Garner v. State, No. 26, September Term, 2009 (Md. App. 5/18/2010)
Decision Date | 18 May 2010 |
Docket Number | No. 26, September Term, 2009.,26, September Term, 2009. |
Parties | ALPHONSO GARNER, v. STATE OF MARYLAND. |
Court | Court of Special Appeals of Maryland |
Before Bell, C.J., Harrell, Battaglia, Greene, Murphy, Adkins, Barbera, JJ.
Opinion by MURPHY, J., which Harrell, J., joins Part II only. Bell, C.J., and Harrell, J., Dissent.
In the Circuit Court for Queen Anne's County, a jury convicted Alphonso Garner, Petitioner, of possession of cocaine with intent to distribute and related offenses. Although Petitioner concedes that the State's evidence was sufficient to establish that he committed those offenses on the afternoon of June 22, 2006, he argues that there are two reasons why he is entitled to a new trial: (1) the Circuit Court erroneously admitted hearsay evidence of what was said by an unknown person who had placed a call to Petitioner's cell phone, and (2) the Circuit Court failed to comply with the requirements of Md. Rule 4-215 when ruling on Petitioner's request to discharge his trial counsel.
After those arguments were rejected by the Court of Special Appeals in Garner v. State, 183 Md. App. 122, 960 A.2d 646 (2008), Petitioner requested that this Court issue a writ of certiorari to answer four questions:
1. Did the Court of Special Appeals, purporting to rein in the "expansionist tide that produced" this Court's decisions in Stoddard [v. State, 389 Md. 681, 887 A.2d 564 (2005)] and Bernadyn [v. State, 390 Md. 1, 887 A.2d 602 (2005)], err in holding that an out-of-court statement by a non-testifying, unnamed caller to Petitioner's cell phone in which the caller said, "can I get a 40," was not hearsay?

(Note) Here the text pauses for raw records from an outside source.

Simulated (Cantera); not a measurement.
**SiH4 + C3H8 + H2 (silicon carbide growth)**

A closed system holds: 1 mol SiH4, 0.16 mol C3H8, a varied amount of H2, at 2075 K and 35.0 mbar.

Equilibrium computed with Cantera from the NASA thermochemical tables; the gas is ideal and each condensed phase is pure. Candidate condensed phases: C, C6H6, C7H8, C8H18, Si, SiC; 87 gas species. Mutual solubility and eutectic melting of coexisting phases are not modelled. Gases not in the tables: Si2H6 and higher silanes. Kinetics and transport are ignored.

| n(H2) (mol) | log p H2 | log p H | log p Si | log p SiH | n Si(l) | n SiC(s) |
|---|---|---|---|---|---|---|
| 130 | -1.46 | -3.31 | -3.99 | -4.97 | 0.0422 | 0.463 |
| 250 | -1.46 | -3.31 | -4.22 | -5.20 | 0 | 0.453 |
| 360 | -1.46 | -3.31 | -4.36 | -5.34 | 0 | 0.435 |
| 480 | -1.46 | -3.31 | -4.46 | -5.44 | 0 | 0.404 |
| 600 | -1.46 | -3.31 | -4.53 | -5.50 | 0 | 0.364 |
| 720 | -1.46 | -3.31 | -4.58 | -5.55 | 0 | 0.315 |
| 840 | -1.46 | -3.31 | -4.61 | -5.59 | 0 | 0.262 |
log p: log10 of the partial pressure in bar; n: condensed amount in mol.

2. Where Petitioner unequivocally expressed a desire to discharge counsel, the trial court ruled that he could do so, and the docket entry reads: "[c]ourt finds defendant has a right to proceed without counsel today and [attorney] may advise," did the Court of Special Appeals err in holding that counsel was not "discharged" for purposes of Rule 4-215, because Petitioner responded affirmatively when the trial court asked him, "[w]ould you like me to have him [the attorney] stay to be — sit next to you at the trial table to be on call if you need his help during the trial," and the attorney participated in all stages of the trial?
3. Is the State precluded from arguing that counsel was not "discharged" by the prosecutor's concession at the motion for new trial hearing that "the court allowed [the attorney] to stay to assist"?
4. Did the trial court fail to comply with the requirements of Maryland Rule 4-215?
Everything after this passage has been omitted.